This milestone report is part of the Coursera Data Science Capstone Project, where the final goal is to build a text prediction model like SwiftKey and deploy it in a Shiny App. Here we perform data loading, cleaning, exploratory analysis, and outline the next steps for model development. —
# Load Dataset
blogs <- readLines("C:/Users/Parul Mittal/OneDrive/Documents/coursera-text-prediction-project/Coursera-SwiftKey/final/en_US/en_US.blogs.txt", warn=FALSE)
news <- readLines("C:/Users/Parul Mittal/OneDrive/Documents/coursera-text-prediction-project/Coursera-SwiftKey/final/en_US/en_US.news.txt", warn=FALSE)
twitter <- readLines("C:/Users/Parul Mittal/OneDrive/Documents/coursera-text-prediction-project/Coursera-SwiftKey/final/en_US/en_US.twitter.txt", warn=FALSE)
# Summary Statistics
data_summary <- data.frame(
Source = c("Blogs", "News", "Twitter"),
Lines = c(length(blogs), length(news), length(twitter)),
Words = c(sum(str_count(blogs, "\\\\w+")),
sum(str_count(news, "\\\\w+")),
sum(str_count(twitter, "\\\\w+")))
)
data_summary
## Source Lines Words
## 1 Blogs 899288 1
## 2 News 1010206 0
## 3 Twitter 2360148 7
# Sampling & Cleaning
set.seed(123)
sample_data <- c(
sample(blogs, 2000),
sample(news, 2000),
sample(twitter, 2000)
)
corpus <- VCorpus(VectorSource(sample_data))
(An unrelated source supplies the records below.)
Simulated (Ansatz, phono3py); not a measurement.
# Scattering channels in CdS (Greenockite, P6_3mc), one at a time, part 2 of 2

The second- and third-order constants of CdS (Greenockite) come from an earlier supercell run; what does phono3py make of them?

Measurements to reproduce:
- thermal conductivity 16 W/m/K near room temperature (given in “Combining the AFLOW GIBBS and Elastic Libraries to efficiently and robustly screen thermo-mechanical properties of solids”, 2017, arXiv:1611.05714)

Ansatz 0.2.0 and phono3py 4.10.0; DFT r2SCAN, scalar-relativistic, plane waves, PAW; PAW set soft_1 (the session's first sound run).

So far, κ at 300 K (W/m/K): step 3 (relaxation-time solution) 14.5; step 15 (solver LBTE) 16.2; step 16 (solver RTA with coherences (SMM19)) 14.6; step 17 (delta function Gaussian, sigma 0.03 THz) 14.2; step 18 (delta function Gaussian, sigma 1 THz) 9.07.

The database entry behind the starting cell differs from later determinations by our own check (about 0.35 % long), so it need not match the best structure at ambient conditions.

corpus <- tm_map(corpus, content_transformer(tolower))
corpus <- tm_map(corpus, removePunctuation)
corpus <- tm_map(corpus, removeNumbers)
corpus <- tm_map(corpus, stripWhitespace)
# Word Frequency Plot
tdm <- TermDocumentMatrix(corpus)
freq <- rowSums(as.matrix(tdm))
freq <- sort(freq, decreasing = TRUE)
word_freq <- data.frame(word = names(freq), freq = freq)
ggplot(head(word_freq, 20), aes(x = reorder(word, freq), y = freq)) +
geom_bar(stat="identity", fill="steelblue") +
coord_flip() +
labs(title="Top 20 Most Frequent Words", x="Word", y="Frequency")
# Wordcloud Visualization
wordcloud(names(freq), freq, max.words = 100)
Twitter has the highest number of lines but shorter text length.
Most frequent words are common stopwords, so removal is needed before modeling.
Next steps:
Build 1-gram, 2-gram & 3-gram text models using tidytext + tokenizers
Create probability-based next-word prediction matrix
Implement Shiny app with:
Input text box
Output: top predicted next word
Improve accuracy using smoothing & backoff algorithms
The dataset was loaded and explored successfully. Word frequency patterns are clear and form the basis for building an N-gram language model. The next step is constructing the prediction algorithm and deploying a Shiny application.